Or, as one associate of mine put it when discussing one of our many annual gatherings, it’s the same ten people talking to the same ten people about the same thing they were talking about ten years ago.
Putting the cynicism aside, I’m going to make some assumptions before I continue: HVTO professionals fall into two categories: print service providers---whether in-house or as an outsourcer---and the customers they market to; and the technology vendors who serve this particular segment of the wider print industry. Ultimately, however, the HVTO message---whatever it is---needs to be “heard” by “the customers they market to,” which means either marketers or operations people or IT or the c-suite.
Communication theorists often talk about the “two-step flow” phenomenon, where influencers or gate-keepers filter communication before it reaches the consumer, influencing the message by deleting or adding, coloring or masking, editorializing or propagandizing all along the way. The result is that the end user doesn’t always get the full or true story: the message has been meddled with in some way. That’s not to say that two-step flow is a bad thing; there are so many potential messages out there that some filtering or gate-keeping is necessary. But the gate-keepers do inevitably become message arbitrators and once the straight line from sender to receiver is broken the message changes to some degree.
HVTO professionals---whether they are tech providers or users---have fashioned a message or two (such as transpromo, for one example; or the value of color, for another; or with regard to personalization and VDP, to cite yet a couple of others) that appear to be well-entrenched in the community but have not reached their ultimate destination in a way that has been internalized, assimilated, accepted or acted upon. Clearly, I’m suggesting that a garbling of the message due to the nature of any two-step flow is at fault. And I’ll offer up some evidence.

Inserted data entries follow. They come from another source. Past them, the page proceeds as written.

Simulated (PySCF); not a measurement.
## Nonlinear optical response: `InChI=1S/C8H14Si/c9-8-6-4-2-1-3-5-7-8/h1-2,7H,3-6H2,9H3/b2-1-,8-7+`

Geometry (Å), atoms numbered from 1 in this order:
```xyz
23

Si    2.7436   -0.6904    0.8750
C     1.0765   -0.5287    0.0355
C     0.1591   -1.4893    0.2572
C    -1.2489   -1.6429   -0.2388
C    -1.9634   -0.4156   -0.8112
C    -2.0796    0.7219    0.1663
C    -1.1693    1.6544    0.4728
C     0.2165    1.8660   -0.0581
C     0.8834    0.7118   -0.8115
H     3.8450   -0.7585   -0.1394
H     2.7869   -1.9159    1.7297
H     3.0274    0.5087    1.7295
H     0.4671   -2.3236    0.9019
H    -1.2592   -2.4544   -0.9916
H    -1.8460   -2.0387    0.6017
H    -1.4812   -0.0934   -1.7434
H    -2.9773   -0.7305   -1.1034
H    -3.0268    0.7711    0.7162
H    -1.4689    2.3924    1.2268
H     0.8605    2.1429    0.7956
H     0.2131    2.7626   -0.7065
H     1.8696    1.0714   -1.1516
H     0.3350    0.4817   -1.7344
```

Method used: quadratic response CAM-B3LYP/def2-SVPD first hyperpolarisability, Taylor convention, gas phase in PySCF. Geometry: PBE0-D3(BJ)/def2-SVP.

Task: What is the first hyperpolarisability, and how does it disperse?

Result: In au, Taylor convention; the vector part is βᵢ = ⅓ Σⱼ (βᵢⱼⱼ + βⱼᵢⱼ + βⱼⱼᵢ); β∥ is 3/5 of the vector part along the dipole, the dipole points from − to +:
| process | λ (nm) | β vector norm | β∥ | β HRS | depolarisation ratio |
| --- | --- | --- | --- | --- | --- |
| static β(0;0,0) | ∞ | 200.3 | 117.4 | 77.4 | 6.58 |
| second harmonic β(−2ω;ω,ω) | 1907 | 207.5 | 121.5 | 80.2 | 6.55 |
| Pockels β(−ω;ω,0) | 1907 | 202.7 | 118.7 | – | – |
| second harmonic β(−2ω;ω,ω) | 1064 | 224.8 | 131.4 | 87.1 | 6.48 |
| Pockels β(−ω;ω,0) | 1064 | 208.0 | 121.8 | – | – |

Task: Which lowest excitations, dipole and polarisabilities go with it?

I attended the Argyle CMO Leadership Forum in NYC on a snowy and very cold January day. I mention the weather because the room was fairly packed with marketing professionals, director level and higher, who came from as far away as Vancouver to attend. The content was of mixed value, with some sessions offering good information and others being blatant commercial messages. Kodak’s Kevin Joyce was on the agenda, which was the real draw for me, as it gave me a chance to see the transpromo message delivered directly to marketers. Unfortunately, Mr. Joyce was a late scratch but his message was delivered—very well, I thought—by David Wigfield, Managing Director, US and Canada, Kodak GCG. Mr. Wigfield talked about transpromo and showed eye-catching examples of the stream output. He showed a video and discussed the value proposition (which would be very familiar to readers of this space). But when it came to the Q &A he fielded no questions.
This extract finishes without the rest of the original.